Psalm 137

Psalm 137 has the writer lamenting about the state of Jerusalem.  He is sitting by the water, weeping as he remembers the former glory of the city before it was destroyed and the people dispersed.  The instruments were hung up as the joy had been lost.  But “our captors required of us songs”.  The captors did not understand the motivation for the songs in days gone by, and how it was not possible to just return to those songs under the current condition.

The author asks “how shall we sing the Lord’s song in a foreign land”?  The request to sing to God was overwhelming because the days of old are gone.  The writer says “I forget you, O Jerusalem”.  Life is very different now, and the only thing to do is trust and wait on God.  God is at work, and will soon recall the remnant back to Jerusalem.  The writer wants to remember and “set Jerusalem above my highest joy”.  Lots of space between those two feelings.  Isn’t it amazing how we can quickly shift from one to the other?

There is some desire for retaliation for the treatment that Babylon has made against Jerusalem.  The writer calls on God to make Babylon “doomed to be destroyed”.  There is some pent up anger here.  He goes on to write “blessed be he who repays you with what you have done to us”.  God wants to hear our hearts.  We don’t have to pretend like He doesn’t already know where we are.  The truth of the matter is that being transparent with God isn’t for His sake, it is for our own.  We need to be real, and not bottle up things inside pretending God doesn’t see or know.
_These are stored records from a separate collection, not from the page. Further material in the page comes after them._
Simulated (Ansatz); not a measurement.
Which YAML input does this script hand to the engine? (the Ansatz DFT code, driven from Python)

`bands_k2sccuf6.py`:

The writer is clearly just letting it all out here.  Frustrated with the past and the fact that enemies have destroyed his city and the temple.  And now, in the middle of that anguish, he lets it out.  “Blessed shall he be who takes your little ones and dashes them against the rock”.  Not the politically correct response.  Take your kids and throw them against the rocks.  Let’s kill all of you.  There is no love loss between the people of Israel and their enemies that surround their city and land.  And now, they are returning to rebuild.